Behaviours: reception, memory, learning and emission

Communication between all agent sets takes place when two of them occupy the same vicinity ( patch, in the terminology of NetLogo, the technology that is behind this tool). Since individuals are the only mobile agents, the model does not allow for the communication of messages between repositories, cultural items, or between members of these agent sets; communication always takes place using an individual as the intermediary (and his interpretation as basic dynamics). Notwithstanding, given their respective characteristics, each type of agent set has a range of possible behaviours that affect how they modify the messages they transmit.
  1. Cultural Items: As we note above, cultural items do not receive information and always emit the same message. Thus we do not expect a change in their behaviour beyond that necessary to complete their assigned tasks: to recognize when an individual is in its proximity, and based on its emission frequency, to transmit its message to the individual.
  2. Repositories: The repositories possess preferences that allow them to decide about messages they receive. Once an individual sends a message to a repository, the latter follows criteria that depend as much on the message as on the preferences and tolerance of the repository to store or reject the message. If the message does not satisfy the criteria imposed by the preferences of the repository, it is rejected. This process ensures that a repository's behaviour simulates specialization in a specific type of information (such as paintings, books, music, etc.); they do not try to retain information from all domains across the culture in which they exist.
    The memory of the repositories is sorted by time, what means that the position every message occupies on this memory depends on the time at which the message arrives to it, establishing a kind of relative antiquity of the message in the repository.
    The storage capacity of the repositories could not exceed a prefixed percentage of the global amount of messages in the world. If this number surpasses the amount allowed then, based on the characteristics of the repository, one of its messages is selected for elimination. By using what we call oblivion curves, the user can define which part of the memory might be more prone to oblivion, depending on the moment in which their messages were stored. In the next section we show how to define this curve and different ways to use it. This technique allows us to construct our model simulating the normal operating procedure in libraries and museums[10].
  3. Individuals: This agent set is assumed to exhibit a more complex behaviour with respect to the treatment of information, and therefore they will become the heart of any process of cultural dynamic. In order to enrich their interactions, three possible behaviours have been defined for individuals as both emitters and receivers of information: Creative, Dominant and Passive. Creative agents are attentionally engaged with the information they receive and they do so in a creative way that results in significant changes in the information content and in the individuals. Dominant agents only exercise the minimum attention possible to be able to control the information they receive by adapting it to their own informational preferences. Finally, Passive agents do not sufficiently engage with the information they encounter in their ecosystems.

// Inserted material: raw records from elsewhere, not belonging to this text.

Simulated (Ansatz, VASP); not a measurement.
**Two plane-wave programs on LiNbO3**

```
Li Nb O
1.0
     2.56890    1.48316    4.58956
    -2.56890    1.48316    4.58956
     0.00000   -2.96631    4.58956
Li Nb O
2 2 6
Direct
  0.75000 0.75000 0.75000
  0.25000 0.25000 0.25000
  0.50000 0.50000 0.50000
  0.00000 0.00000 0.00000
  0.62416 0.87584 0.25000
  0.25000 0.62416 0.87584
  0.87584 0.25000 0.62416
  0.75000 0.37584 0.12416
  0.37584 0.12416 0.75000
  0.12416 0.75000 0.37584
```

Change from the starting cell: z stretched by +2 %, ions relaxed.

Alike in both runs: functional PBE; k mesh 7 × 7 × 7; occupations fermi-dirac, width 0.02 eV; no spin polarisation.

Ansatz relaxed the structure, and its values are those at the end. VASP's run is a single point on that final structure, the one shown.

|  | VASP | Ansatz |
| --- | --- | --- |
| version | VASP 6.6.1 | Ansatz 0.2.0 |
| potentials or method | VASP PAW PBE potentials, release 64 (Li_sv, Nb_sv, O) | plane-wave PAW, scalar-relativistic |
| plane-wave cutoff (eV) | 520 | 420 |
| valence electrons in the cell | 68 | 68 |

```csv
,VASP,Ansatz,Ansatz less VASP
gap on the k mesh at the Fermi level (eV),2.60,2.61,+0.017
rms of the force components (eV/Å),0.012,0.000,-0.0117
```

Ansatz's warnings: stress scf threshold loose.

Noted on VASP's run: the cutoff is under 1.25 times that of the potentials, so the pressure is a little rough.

These behaviours represent three "frozen" states in the possible range of behaviours that agents can actually have. It is not that agents are exclusively passive or dominant or creative, but that the way they behave for each communication exchange results from a combination of the information being received and the attention the subject is able to devote to that information according to cognitive ability, the type of information and strength of the sender, and other factors difficult to quantify. Works that have analyzed the information society have insisted on the idea that digital media, the technological revolution, and the social and economic implications of these processes have shown how this "economy of attention"[11] results from communication exchanges. What we propose here is that the intentionality of the subject with respect to culture—previously defined as information that affects individual's behaviours—can be described as a result of the confluence of the information received and the attention lent to it by the agent. Thus, our classification of agents' behaviours as passive —who absorb the information they are exposed to— dominant —who reject that information as foreign—and creative —who deal with it according to their own interests and preferences—intends to reflect the ways in which that confluence of information and attention occurs. In this respect, Schmajuk et al. have proposed that the attentional-associative model of conditioning can describe certain aspects of the creative process since it is assumed that "the attention to novel stimuli is increased in creative people" (92)[12].

These three behaviours reflect the intentionality of the individual with respect to information according to their own attentional state and, by extension, they also reflect their intentionality with respect to the other agent with which it interacts when receiving or emitting a message. Hence, these behaviours will occur both at the moment of modifying and sending a message to another agent and when deciding to accept or not a message sent by another agent.

Emission: The emitting behaviour of an individual agent takes one of the following forms:
  • In the case of Dominant behaviours, if the message an individual is going to transmit satisfies its preferences, then the message is emitted without changes; alternatively, if the message does not satisfy its preferences, the agent modifies the message "at the moment of transmission," so that the message adapts, sufficiently, to its own preferences;
  • In the case of Creative behaviours, and independently of the characteristics of the message, the message is modified following the preferences of the individual, in such a way that the individual adds part of its preferences to the content of the message.
  • In the case of Passive behaviours, the message is emitted without modification, independent of the preferences of the owner.

In order to ensure that an individual's behaviour does not simply repeat itself, but can express different behaviours, we have incorporated a tendency property for each individual that governs the intensity of each behaviour. This ensures that an individual who exhibits a highly dominante tendency may in some instances behave as a creative or passive individual.

In Figure 1, we show two examples of individuals' tendency behaviours, where the value of each possible behaviour is proportional to the proximity to the corresponding vertex.

Figure 1. Two examples of individuals' tendency behaviours

Reception and Storage: In the previous section we show how tendencies have a role in the modification of the message emitted by an individual, but they also influence the reception of a message by the receiving individual. This means that if the receiving individual is in a Passive behaviour, it will admit the message without conditions, but if it acts as Dominant or Creative, the acceptance of this message will depend on whether or not the message is close enough to the preferences of the receiving agent. Additionally, due to the limited storage capacity of an individual's memory, once a receiving agent has received and accepted a new message it must eliminate the oldest message to ensure that the total number of messages in its memory does not exceed capacity.

Learning: Our model also introduces a learning factor for individuals such that the information each individual receives in the form of a message affects him and results in some form of adaptation to the informative surroundings. This "learning" is defined as a transformation in the individual's preferences as a result of its interaction with the information encoded in the received message. The individual will have "learned" by the time it must transmit the next message, which will be transformed according to the "new" preference in the agent. This factor implies that an individual who does not accept messages will not be able to learn regardless of its behavioural tendency. Differences in learning rates between individuals are anticipated to be an extremely useful aspect of this model when studying the performance of individuals from different worlds or cultures. They will also be important when determining how a higher learning rate might offer advantages in terms of retaining a specific cultural group's own information in a situation of contact with other groups.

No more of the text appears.